Theology at lower levels

I remin skeptical about post-grad level theology. However, I’m much more interested in the lower levels of academia than the ivory tower, so I ask myself – what is the nature of doctrine at the diploma or certificate level? When we go over to India and teach the Doctrine PTC course, what do we want the students to walk away with?

My first thought:

Its not that hard to get a whole bunch of passages together about a topic, line them up and say “this is what the Bible says”. However, the instant we say anything that is not a direct quote, we have synthesised a bunch of passages and created new language. The aim of doctrine is TO NOT SAY SOMETHING STUPID. By being aware of the major doctrines out there, and how they interlink, we can look at our synthesis statements (or other people’s) and figure out (provisionally) whether your new sentance is heresy or not.


2 thoughts on “Theology at lower levels

  1. If the aim of doctrine is not to say something stupid, what happened to the stupid gospel? Is this the distinction between foolishness/wisdom in the eyes of man and the eyes of God? Is it really that easy to line up a whole bunch of passages to get a ‘biblical’ doctrine? What is the point of ivory tower theology anyway? Can I write anything but questions?

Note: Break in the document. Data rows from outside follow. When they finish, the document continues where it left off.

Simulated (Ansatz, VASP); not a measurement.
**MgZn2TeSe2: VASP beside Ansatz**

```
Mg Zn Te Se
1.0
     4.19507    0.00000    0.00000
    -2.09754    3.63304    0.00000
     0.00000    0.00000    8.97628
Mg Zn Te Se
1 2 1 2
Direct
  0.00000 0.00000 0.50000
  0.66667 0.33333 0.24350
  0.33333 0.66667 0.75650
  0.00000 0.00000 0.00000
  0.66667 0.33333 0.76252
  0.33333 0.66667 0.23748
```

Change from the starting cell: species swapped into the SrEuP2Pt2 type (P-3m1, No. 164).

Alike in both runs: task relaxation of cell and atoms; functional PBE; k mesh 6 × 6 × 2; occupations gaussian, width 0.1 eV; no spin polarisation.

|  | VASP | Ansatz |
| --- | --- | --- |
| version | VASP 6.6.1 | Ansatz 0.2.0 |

    • Perhaps I should have said “without saying anything heretical”. For example, when trying to make statements about how election and free will fit together, not forgetting what the bible says about sin. Or when discussing the wacky world of the trinity, not forgetting revelation or Jesus’ humanity etc. You can’t just paste verses together, but you can’t simply look at verses in a vacuum either. Once you do a bit of exegesis, and have an idea what one passage is saying, you need to hold it up against other passages to get a bigger picture. Having a good grasp of all the fundamental doctrines helps prevent you from building a wonky picture.

      To one extent, “ivory tower” theology is about doing this at a greater degree of detail – which I think is important when talking about more subtle arguments like the trinity, or the ever-present “new perspective”.